Sunday, December 6, 2009

Brockton Fair



 The Carnie hauled the tender children awkwardly into the swings. He grabbed them at the knee or the shoulder, careful not to touch their crotch. It looked bad, but it was safe. “I know my job.”
 
I know you do. Blood shot eyes, missing teeth, paunch, old beyond your years. I winced when my meek friend asked him to buckle in her tiny child. I could see another trough in the roller coaster ride of addiction heading his way.  I’d bet money that there would be extra rounds of whatever that night. Hours after we were safely asleep, miles a way in a different kind of city, self-hatred would dig an even deeper hole and hedge it with a mountain of anger, “that fuckin’ bitch thinks I don’t know how to take care of a kid….” Life is a carnival of constant crisis; risks, gambles, imagined or real dire events that require risking all lest the boat of life capsize again.  Before, after, and in between the alcohol and drugs there’s sugar and fat. In the fun house there are two truths, two worlds, maybe more. He knows the secret of the game but he plays anyway. All day long he tells lies. Does everyone’s home confirm their inner landscape? Is an addict’s life away from the carnival easier, without the hawkers and twirly-whirlie to confirm the dizzy truth?
 The fragile, beautiful creatures whose safety is always paramount in our minds race around a hysterical kaleidoscope of pretend dangers. Was it a drunk that checked the wires? Who checked on the drunk? An adult bends down and tells a child it’s all pretend, they’re safe, everything is ok. My eyes widen until my brow hurts. I tell my self “Don’t exaggerate. Take a deep breath. Buy a balloon. Relax. It’s all going to be ok.”
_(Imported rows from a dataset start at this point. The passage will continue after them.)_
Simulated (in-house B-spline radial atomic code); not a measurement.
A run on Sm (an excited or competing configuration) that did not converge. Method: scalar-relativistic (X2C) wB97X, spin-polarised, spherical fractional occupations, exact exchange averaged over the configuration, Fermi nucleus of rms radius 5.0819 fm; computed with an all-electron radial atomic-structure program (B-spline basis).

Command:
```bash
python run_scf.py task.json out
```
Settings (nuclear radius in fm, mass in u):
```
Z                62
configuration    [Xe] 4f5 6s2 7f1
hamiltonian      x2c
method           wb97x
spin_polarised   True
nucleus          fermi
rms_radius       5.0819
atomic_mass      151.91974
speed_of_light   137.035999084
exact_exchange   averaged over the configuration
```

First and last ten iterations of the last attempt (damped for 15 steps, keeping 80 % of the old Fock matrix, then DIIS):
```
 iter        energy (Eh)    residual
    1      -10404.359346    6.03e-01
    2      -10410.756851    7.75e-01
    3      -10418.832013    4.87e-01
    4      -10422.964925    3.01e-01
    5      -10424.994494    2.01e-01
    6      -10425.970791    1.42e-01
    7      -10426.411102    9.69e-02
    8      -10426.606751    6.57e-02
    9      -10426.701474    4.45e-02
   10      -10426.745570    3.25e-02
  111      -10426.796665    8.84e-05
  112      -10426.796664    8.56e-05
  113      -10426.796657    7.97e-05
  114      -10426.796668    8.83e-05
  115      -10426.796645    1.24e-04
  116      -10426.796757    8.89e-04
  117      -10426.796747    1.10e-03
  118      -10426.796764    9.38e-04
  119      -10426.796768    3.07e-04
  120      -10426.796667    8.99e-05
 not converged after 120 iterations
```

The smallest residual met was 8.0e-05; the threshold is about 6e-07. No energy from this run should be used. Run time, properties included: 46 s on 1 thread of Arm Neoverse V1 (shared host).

Wednesday, November 25, 2009

The Gleaner

7/6/09
Heinken green, Stolzt white, rare blue, common brown and thousands of different kinds of plastic: the jumble bumble skirt around the island read like a garbled testament to the power of desire. To own part of the dreck created by a wanting as strong as the heaving of the ocean was our singular goal and the day’s big mission.

An efficiency fiend, I combined my search for sea glass with garbage collection. Naturally my care would be rewarded when I found the best glass under piles of refuse. We searched until we were almost too tired to paddle back to Hull.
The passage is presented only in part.